Aaron appears in the desert as an incarnate demonstration of God’s presence and provision. In that way, he is a type of Christ. 

God knows our need for physical connection so intimately that he made himself incarnate, in a body that sleeps and cries and eats, in the form of his son Jesus: “For we do not have a high priest who is unable to sympathize with our weaknesses, but one who in every respect has been tempted as we are, yet without sin” (Hebrews 4:15). 

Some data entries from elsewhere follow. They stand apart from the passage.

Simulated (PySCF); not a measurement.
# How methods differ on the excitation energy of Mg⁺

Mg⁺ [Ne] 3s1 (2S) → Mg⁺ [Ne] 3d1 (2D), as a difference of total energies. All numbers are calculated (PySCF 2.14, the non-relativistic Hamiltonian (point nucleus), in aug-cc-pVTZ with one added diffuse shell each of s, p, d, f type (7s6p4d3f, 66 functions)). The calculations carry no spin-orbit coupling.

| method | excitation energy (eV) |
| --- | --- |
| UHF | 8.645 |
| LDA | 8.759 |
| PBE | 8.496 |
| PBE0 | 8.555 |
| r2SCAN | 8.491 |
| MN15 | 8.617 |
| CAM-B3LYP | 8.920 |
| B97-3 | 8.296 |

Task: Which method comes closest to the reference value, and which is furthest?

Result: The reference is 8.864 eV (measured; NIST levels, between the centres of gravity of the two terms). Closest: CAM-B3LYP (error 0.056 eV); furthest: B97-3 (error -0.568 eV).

Jesus knows our weakness, sympathizes with our suffering, and stands with us in temptation, because he has physically experienced it all as we have. Ours is not an abstract God out of touch with our lives, or a haughty God who refuses to interact with our menial existence. Ours is a loving God who humbled himself to experience life in the world he himself created. God became physical, so we can trust that he understands our physical needs and desires.

A Physical Savior

Aaron was later appointed the first high priest of Israel (Hebrews 5:4), the intercessor between the people and God. But he, like all his successors, was an imperfect high priest: he had to sacrifice for his own sins, in addition to those of the people (Hebrews 5:3). 

As our perfect high priest, Jesus lived through the range of human experiences but was without sin. He then offered up his own body as the physical sacrifice, the shedding of blood, that was necessary to forgive our sin and fully restore our relationship with God (Hebrews 9:22). 

Because Jesus physically lived and physically died (and physically resurrected and ascended!), we can “with confidence draw near to the throne of grace, that we may receive mercy and find grace to help in time of need” (Hebrews 4:16). 

The weather is turning crisp. It’s the season for warm drinks and cozy sweaters. Thank God for these tactile comforts! Call out to God in your struggles—but also maybe call or text someone. Man wasn’t meant to be alone. The help God sends may be a spiritual peace, a miraculous intervention, or simply a friend to hug.